On the 16th of March, 1859, Charles E. Peek conveyed blocks 21 and 25, as thus represented, to D. M. P. Davis. The evidence sufficiently shows, as we think, that Davis, in *2231861, inclosed these blocks by a fence extending around both, and including with the-blocks any intermediate territory, if there was such, in a common' inclosure. There is a conflict in the evidence in regard to when this fence was built, but we think the witnesses less likely to be mistaken sustain the view we have expressed. We do not, however, consider this conflict, in the view we take of the case, of much importance. All the witnesses agree that the blocks and intermediate territory, if there was such, were thus inclosed as early as 1865, that the inclosure has thus remained ever since, and that there was no attempt to open or improve the street prior to that time. Fruit and ornamental trees were planted in the supposed street or strip between the blocks, which have grown to a large size, and the village authorities have erected and maintained sidewalks continuously across the north and south ends of these blocks, and any intervening strip or street there may be between them, and have also dug and maintained a ditch at the side of the street which lies at the north end of the blocks, parallel with the sidewalk, and the sidewralk and ditch effectually obstruct passage from the street to the supposed strip or street between the blocks. Complainant has title through a series of mesne conveyances from Davis to these blocks, except the north 211 feet, and Edward R. Blake has title to that; and Peek has also quitclaimed to appellant any interest he may have in the strip or street between so much of the blocks as is owned by appellant, by deed dated October 20, 1881. , The inclosure has remained, as before described, continuously for more than twenty-one years,— assuming the fence to have been built in 1861,—and at no time has the village had, or assumed to take, possession of any territory between the blocks.
To make a good dedication, either under the statute or at the common law, requires a definite and certain description of that which is proposed to be dedicated, and an acceptance by the public before the withdrawal or abandonment of the *224offer to dedicate. (Littler v. City of Lincoln, 106 Ill. 353; Trustees, etc. v. Walsh, 57 id. 370.) The statute in. force when this plat was made and acknowledged, provided that “the plat or map shall particularly describe and set forth all the streets, alleys, commons or public grounds, and all in and out-lots, or fractional lots, within, adjoining or adjacent to said town, giving the names, widths, corners, boundaries and extent of all such streets and alleys.” (1 Purple’s Stat. pp. 175, 176, sec. 17.) And it is the plat or map thus made out, and acknowledged and recorded as required by the act, that shall constitute a conveyance vesting the fee simple of the streets, alleys, etc., in the town or city, etc. Id. sec. 21.

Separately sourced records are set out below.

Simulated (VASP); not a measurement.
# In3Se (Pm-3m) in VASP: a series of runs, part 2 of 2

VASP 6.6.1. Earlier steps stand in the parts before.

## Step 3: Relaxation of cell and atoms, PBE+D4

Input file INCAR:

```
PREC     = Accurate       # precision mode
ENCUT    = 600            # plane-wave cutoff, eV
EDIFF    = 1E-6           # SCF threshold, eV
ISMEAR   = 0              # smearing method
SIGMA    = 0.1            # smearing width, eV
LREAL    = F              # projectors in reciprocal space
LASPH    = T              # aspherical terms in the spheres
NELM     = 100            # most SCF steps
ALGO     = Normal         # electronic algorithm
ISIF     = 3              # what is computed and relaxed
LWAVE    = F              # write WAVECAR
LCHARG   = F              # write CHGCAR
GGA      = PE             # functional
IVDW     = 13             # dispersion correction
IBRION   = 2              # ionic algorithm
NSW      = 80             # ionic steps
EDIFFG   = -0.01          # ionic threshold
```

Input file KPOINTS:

An instrument of conveyance ought, upon its face, to show at least enough to enable a competed! surveyor to find, with absolute certainty, that which is assumed to be conveyed. But how can a surveyor tell where the limits of streets are unless he knows their width, or has before him data from which he can ascertain it? It is not shown by anything upon or connected with this plat, that we have been able to discover, what is the width of any of the streets proposed to be laid out, much less whether it is intended all the streets shall be of the same width, or what width was proposed to be given to the particular street in controversy. Some general inference, it is possible, might be drawn from the width of streets in general, or from the width of other streets known and established in the village, but this is manifestly not sufficient. The width of the streets of all villages, towns or cities is not necessarily the same; nor are all of the streets in the same village, town or city necessarily of the same width. It may be conceded, where the public have taken possession of a street and improved and used it to a particular width, a dedication (other requisites thereto existing) will be presumed coextensive with the improvement and use ; but that can have no application here, where there has been no improvement or use.
*225There is proof of admissions of those in possession of this strip or street that there was a street there, but in none of them are any limits given from which it could be, with precision, defined and laid out. In no view, however, could they be regarded as curing the omission in the plat. They referred only to a supposed existing state of facts. In no instance was language proved purporting to dedicate anew.
There was, therefore, as we understand this record, no definite statutory dedication of any particular quantity of ground for this street, and the proof fails to show a sufficient offer to dedicate any definite quantity, or such an acceptance of any offer in that regard as is necessary to constitute a common law dedication. Indeed, we are inclined to the belief that if the proof in respect of the plat were free of objection, the evidence shows such an abandonment by the public as would now preclude the opening of the street. See Peoria v. Johnston, 56 Ill. 51; Champlin v. Morgan, 20 id. 182; Town of Lewiston v. Proctor, 27 id. 418; Littler v. City of Lincoln, 106 id. 353.
An objection was urged against the plat on the ground that it was acknowledged improperly. If we have correctly understood the plat, and it is as we have stated, that question is immaterial, and we therefore forbear the expression of any opinion upon it.
It may be that there are block owners on other parts of this street who, as against Peck or his assignees, are entitled to have the street adjacent to their blocks kept open,—that Peck and his assignees are estopped to deny the existence of the street as respects their property. But we have held that the only property right which owners have in streets, as distinct from the public rights, is the right of access. (Chicago v. Union Building Association, 102 Ill. 379.) No such right is here affected, for the whole of these blocks were fenced in the first instance, and notwithstanding the change of ownership, the inclosure, as then made, has continued ever since. *226Blake, the owner of the north 211 feet, claims, as he shows in his testimony, the. ownership of any strip or street that there may be between that part of the blocks, and it is not shown, and it can not be presumed, that the owners of blocks in other parts of the street are or can be affected in their access to their property by the failure to open! this part of the street. In any event, however, for an injury to a purely private right the private party is alone entitled to sue. The village is only entitled to represent the public. Village of Fulton v. Mehrenfeld, 8 Ohio St. 446; Badeau v. Mead, 14 Barb. 339.
The judgment is affirmed.
Mr. Chief Justice Sheldon, dissenting.